It was pretty cool to see FIM World Motocross contenders Clement Desalle and Kevin Strijbos try their hand at two rounds of the Lucas Oil Pro Motocross Championship. They acquitted themselves quite well, flirting with 450 Class top fives despite some first-turn crashes. They’re not the only ones to give the Nationals a try. Here are some other stories, and if you remember any others, post them below.
By the Racer X Staff
Stefan Everts: Unadilla, 1997
Endless bench racing sessions have run discussing how the King of Motocross in Europe would have done if he ever tried his hand here. There was only one National, ever, to serve as a test, at Unadilla in 1997. Riding a CR250, Everts was darned good, carding a solid third in moto one. He looked even better in moto two before crashing. He finished fifth, good enough for fourth overall. Oh, if he had only done more!
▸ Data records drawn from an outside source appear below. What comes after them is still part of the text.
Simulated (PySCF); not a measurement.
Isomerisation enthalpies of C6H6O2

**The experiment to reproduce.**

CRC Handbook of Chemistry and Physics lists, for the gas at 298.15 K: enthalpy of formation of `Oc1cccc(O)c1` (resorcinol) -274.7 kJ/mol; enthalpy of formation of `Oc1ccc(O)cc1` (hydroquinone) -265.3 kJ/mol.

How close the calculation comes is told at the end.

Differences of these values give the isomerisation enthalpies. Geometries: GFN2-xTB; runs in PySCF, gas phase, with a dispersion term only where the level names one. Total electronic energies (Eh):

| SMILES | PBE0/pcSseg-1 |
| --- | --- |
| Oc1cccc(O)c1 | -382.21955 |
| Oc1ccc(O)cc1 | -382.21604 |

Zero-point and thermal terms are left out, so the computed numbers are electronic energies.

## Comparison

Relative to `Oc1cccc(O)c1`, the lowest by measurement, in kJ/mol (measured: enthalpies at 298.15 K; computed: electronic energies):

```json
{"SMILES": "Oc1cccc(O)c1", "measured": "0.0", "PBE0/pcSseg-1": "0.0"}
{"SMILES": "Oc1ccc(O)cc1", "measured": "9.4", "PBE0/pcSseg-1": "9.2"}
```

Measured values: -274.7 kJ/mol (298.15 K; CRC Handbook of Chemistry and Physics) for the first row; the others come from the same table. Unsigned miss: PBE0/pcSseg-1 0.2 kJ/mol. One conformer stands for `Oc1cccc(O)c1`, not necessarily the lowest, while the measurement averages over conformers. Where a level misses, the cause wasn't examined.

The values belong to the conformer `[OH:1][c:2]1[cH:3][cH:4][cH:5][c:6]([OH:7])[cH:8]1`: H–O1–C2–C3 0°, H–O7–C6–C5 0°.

Joel Smets: Southwick, 2001
In 2001 Joel Smets came across the ocean to race the Southwick National on a big-bore KTM. Smets, a multi-time world champ, wanted to see what moto life was like over here and acquitted himself well in the sand, finishing sixth overall. But he was no match for race-winner Carmichael, who was on a tear that summer aboard his Kawasaki KX250. The cool thing is that Joel and RC became good friends somewhere along the way and when RC retired in 2007, Joel brought his family across to the Atlanta SX to see Ricky race one last time and then enjoy some vacation time with the Carmichaels down in Florida.
That's Stefan Everts at his one and only U.S. National. He also raced a few supercross races back in 1992 and did well. He could have had a future here if he wanted one.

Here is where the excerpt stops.